See, there are threads that underpin Auckland’s traffic issues which are amplified here in the south: blind ideology trumping any semblance of economic analysis; communities being consulted then ignored; belief that the invisible, neigh absent, hand of the market will somehow fix all of these issues. In both cities, Brownlee’s obstinance could leave a dysfunctional legacy that takes a generation to unpick.

It doesn’t have to be like this. The rest of the country has a vested interest in making Auckland’s transport system work; conversely, the rest of the country has a vested interest in seeing Christchurch get back on it’s feet. The government are throwing what seems like a lot of money at the rebuild – $15 billion, maybe $17 billion – though that it remarkably similar to the amount of money being talked about in the Auckland Transport Plan. Not that this should be an either / or discussion, but what would you rather do: fix up a whole city, or fix up some roads?

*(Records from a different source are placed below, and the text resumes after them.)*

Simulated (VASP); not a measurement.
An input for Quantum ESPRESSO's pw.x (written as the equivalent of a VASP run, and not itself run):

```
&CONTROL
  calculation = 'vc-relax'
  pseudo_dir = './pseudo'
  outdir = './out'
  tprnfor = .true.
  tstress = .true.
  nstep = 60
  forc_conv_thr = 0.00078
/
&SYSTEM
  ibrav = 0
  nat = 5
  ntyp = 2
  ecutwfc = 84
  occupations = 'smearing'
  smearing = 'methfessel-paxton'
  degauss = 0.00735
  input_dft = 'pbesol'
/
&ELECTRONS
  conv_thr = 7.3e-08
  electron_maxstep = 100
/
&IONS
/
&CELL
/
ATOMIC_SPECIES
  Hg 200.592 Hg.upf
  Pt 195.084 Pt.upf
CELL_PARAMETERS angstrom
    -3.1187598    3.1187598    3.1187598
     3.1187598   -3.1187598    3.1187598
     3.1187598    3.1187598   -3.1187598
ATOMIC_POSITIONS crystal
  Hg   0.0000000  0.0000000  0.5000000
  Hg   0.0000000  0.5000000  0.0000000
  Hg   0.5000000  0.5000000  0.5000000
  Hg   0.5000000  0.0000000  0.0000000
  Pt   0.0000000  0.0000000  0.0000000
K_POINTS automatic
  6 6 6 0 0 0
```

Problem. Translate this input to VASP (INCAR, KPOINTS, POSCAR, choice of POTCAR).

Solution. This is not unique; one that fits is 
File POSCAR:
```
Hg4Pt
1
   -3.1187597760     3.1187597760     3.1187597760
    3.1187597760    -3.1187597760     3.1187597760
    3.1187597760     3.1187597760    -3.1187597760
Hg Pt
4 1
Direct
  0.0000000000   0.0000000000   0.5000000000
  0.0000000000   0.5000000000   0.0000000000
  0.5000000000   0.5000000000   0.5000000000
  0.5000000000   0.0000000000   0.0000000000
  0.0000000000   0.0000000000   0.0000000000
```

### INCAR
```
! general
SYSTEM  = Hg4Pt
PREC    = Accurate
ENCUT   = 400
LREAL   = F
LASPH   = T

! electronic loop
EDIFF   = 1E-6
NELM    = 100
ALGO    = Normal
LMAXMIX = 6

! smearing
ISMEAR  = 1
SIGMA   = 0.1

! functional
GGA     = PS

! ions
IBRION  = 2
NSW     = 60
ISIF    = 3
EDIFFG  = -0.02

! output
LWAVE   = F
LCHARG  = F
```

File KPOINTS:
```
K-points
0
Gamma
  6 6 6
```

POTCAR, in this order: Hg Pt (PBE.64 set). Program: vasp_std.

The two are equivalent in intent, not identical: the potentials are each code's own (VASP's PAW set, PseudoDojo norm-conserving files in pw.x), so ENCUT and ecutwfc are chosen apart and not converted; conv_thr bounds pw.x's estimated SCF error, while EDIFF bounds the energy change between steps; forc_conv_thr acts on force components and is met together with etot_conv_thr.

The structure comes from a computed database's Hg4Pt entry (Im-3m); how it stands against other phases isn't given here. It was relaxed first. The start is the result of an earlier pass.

Obviously we should be doing both, but it is worth thinking about them together. Fixing Christchurch should be part of a wider strategy to alleviate some of Auckland’s transport and housing issues. Around 600 people are moving to Auckland a week, and yet down here, we need something like 17,000 workers for the rebuild. We need to attract some of those people to Christchurch, otherwise we will have to continue to import migrant workers from places like Ireland and the Philippines. Not that there is anything wrong with international labour, but it seems crazy to think that with youth unemployment in parts of the north being so high, we’re still importing labour to do these jobs.

Even with a badly run rebuild, like we have at the moment, there will be construction jobs in this city for 10 or 15 years. It’s long enough to move here, to start a family or have the kids go through school. What if we had a well run rebuild, a plan that tapped into some of the hope and vision that people had two years ago? We have a virtually clean slate in the CBD on which we can sketch out a different way of living, and yet the plan that Brownlee and the government have drawn up tends to put things back to the ways the were before the quakes. The problem with that is pre-quake Christchurch was dying; the core had become necrotic, all the life leeching out to the suburban malls; suburbs stretching beyond suburbs out into what was greenfield lands just a generation ago; public transport being nothing more than an afterthought for planners assuming people will be able to drive forever. Sound familiar?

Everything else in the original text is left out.